Open Galantha opened 1 week ago
That's a big change set, too much to put into a single merge. I suggest I cherry pick the smaller changes (such as missing semicolons) manually and merge them into the current branch, then we can do a fresh compare. Can you explain the differences of the regex flavors you added?
One thing I find problematic at the moment is that for every flavor we are adding new menu items to the search dropdown, it gets very unwieldy, I would rather have a single regex body command and then add the flavors as options somehow - it may mean to modify the (as always single) regex parameter to transport additional switches. Maybe something like this:
body regex - matches - /regular expression/(options)
Examples:
body regex - matches - /regular expression/(html)
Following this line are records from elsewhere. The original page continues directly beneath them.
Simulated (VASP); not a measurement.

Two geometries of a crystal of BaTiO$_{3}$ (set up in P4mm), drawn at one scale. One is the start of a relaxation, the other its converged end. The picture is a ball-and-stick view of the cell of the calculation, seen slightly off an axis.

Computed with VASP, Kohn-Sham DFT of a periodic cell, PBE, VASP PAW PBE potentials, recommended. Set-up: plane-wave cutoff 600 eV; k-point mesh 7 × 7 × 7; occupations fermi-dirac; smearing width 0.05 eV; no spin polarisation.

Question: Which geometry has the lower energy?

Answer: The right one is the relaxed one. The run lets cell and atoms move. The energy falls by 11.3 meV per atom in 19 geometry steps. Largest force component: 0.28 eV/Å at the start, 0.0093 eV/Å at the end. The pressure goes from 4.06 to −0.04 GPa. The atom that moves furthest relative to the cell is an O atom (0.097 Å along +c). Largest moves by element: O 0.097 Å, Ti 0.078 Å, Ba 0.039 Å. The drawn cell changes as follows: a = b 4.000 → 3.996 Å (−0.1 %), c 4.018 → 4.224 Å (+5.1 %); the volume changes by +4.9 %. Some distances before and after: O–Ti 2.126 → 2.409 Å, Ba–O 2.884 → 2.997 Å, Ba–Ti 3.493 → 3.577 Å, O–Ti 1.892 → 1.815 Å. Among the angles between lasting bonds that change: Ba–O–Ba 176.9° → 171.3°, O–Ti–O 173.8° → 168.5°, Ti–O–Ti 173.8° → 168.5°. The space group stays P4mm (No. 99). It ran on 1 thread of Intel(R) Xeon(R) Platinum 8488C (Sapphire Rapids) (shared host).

body regex - matches - /regular expression/(lines)
I could potentially imagine an additional settings control like this, to add these options and build a regex more easily:
Also I believe the new regex match function are all very similar, I will put the common code into a merged util function so we only have the mime body iterator code once in case it needs fixing later.
Did the first round of changes (mainly formatting, semicolons). Would like to deal with the recursion exception within the function that generates it. Will look at your other PR first
on this topic specifically: https://github.com/RealRaven2000/FiltaQuilla/issues/269#issuecomment-2454620541
I feel that code brings limited value to the thunder bird user. If causing error, limited reason to keep.
With the overflow error: My understanding regular expression .exec will return the same array every time. Feel free to experiment here: https://developer.mozilla.org/en-US/docs/Web/JavaScript/Reference/Global_Objects/RegExp/exec
if we look at the code:
if (reg.global) {
while ((results= reg.exec(msgBody)) !== null) {
txtResults += `Match[${count}]: ${results[0]}\n`;
count++;
}
}
To me it appears nothing increments the while loop.
reg.exec is creating an array off of msgBody. Nothing alters MsgBody.
it is an assignment, results = reg.exec(msgBody), not a boolean
the test itself is did reg.exec(msgBody) assign a value that is !== to results?
{ some code happens }
in the code that happens, nothing happens that might effect what reg.exec will assign next.
infinite loop. txtResults continues to grow until overflow error occurs.
Like I said, first time I have done something like this :). Your welcome to do whatever you would like with it.
To me it appears nothing increments the while loop.
reg.exec is creating an array off of msgBody. Nothing alters MsgBody.
but the Object reg
's state changes. According to to the documentation:
JavaScript RegExp objects are stateful when they have the global or sticky flags set (e.g. /foo/g or /foo/y). They store a lastIndex from the previous match. Using this internally, exec() can be used to iterate over multiple matches in a string of text (with capture groups), as opposed to getting just the matching strings with String.prototype.match().
And:
Finding successive matches If your regular expression uses the g flag, you can use the exec() method multiple times to find successive matches in the same string. When you do so, the search starts at the substring of str specified by the regular expression's lastIndex property (test() will also advance the lastIndex property). Note that the lastIndex property will not be reset when searching a different string, it will start its search at its existing lastIndex.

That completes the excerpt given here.